Burn After Reading

Ethan and Joel Coen (not to be confused with Etan Cohen, cowriter of Tropic Thunder, and Joe Colen, my porn name) put the audience in a privileged position with Burn After Reading. So much so, in fact, we feel that we are in cahoots with the brotherly duo.

This dark comedy oozes tragic irony, which the Sarcasm Society, if they can be believed, defines as the “form of irony [in which] the words and actions of the characters, unbeknownst to them, betray the real situation, which the spectators fully realize.” We know more than the characters and sit uncomfortably at times, and elatedly at others, as bits of information are misunderstood or imperceptibly slip by the characters in an intolerably cruel way.

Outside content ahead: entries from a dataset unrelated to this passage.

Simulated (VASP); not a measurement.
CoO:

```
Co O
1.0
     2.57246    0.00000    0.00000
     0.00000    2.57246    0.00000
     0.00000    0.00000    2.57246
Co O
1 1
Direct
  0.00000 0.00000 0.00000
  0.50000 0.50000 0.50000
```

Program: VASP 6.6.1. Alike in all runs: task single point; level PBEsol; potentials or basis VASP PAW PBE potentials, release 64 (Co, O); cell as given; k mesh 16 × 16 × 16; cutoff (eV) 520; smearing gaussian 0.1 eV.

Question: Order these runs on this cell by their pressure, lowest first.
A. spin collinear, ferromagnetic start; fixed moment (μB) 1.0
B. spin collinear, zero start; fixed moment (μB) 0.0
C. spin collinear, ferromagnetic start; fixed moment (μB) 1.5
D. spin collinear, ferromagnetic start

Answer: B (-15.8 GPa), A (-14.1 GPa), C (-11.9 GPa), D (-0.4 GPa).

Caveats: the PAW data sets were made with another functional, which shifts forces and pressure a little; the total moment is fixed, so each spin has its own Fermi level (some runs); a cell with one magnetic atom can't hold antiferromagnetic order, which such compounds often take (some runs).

The plot is not overly complex, but, if you’re a character in the film, what’s happening around you is nothing short of mind-boggling. The misunderstandings run rampant and provide much of the entertainment. Characters misconstrue situation after situation, creating a perfect storm of misinterpretation and bad luck.

Set in an unremarkable-looking Washington, D.C., a CIA analyst, played by John Malkovich, is fired for his alcoholic tendencies. A bit besmirched and congenitally manic (except when he’s passed-out drunk), he begins writing a tell-all memoir. A CD of his memoir, along with some personal financial information, ends up in the hands of some gym employees, played by Brad Pitt and Frances McDormand, and is incorrectly understood to be state secrets in the form of “raw intelligence.” In a scheme to make a quick buck, Pitt and McDormand attempt to blackmail Malkovich. Tilda Swinton gets tangled in the plot playing Malkovich’s cold, punishing wife, who warms up to the lecherous, workout-addicted, unfaithful, paranoid, gun-toting marshal played by George Clooney.

In some ways, Burn After Reading feels familiar. Like Barton Fink, The Hudsucker Proxy, The Big Lebowski, and The Man Who Wasn’t There, this film is a fish-out-of-water story. At times, Clooney seems to be channeling his performance from O Brother, Where Art Thou?, and there are a few scenes and shots that could have been plucked from some of their other movies. It would seem that the Coen brothers are being derivative, but does it count if they are lifting from themselves?

Though it may feel like well-worn territory, the Coen brothers have certain themes that continue to fascinate them. Their films exist in a certain kind of world—where reward and punishment are doled out erratically, love is easily and often misplaced, and situations are frequently misread, to devastating effect.

No Country For Old Men this movie is not. Unlike that praiseworthy film-as-craft exercise, Burn After Reading is a return to the Coens’ genre-bending mash-ups of the past, in which they playfully traverse a palette of emotions, characters, and storylines. For this reason, the film is unlikely to receive the same warm praise and accolades and may instead alienate new fans garnered by No Country For Old Men.

You may not see, furthermore, the typical critics’ quotes on the posters: neither a “Uproariously funny. I haven’t laughed this hard since the Academy-Award-nominated Norbit”; nor a “Burn After Reading should have been called Re-See After Seeing because that’s what you’ll want to do after seeing it!” That notwithstanding, we end up in a Coen-esque universe that is, at its best, random and unfair or, worse, controlled by an evil genius or two. Whatever the case, Burn After Reading manages to be funny, touching, and brutal without ever being predictable, despite our privileged position.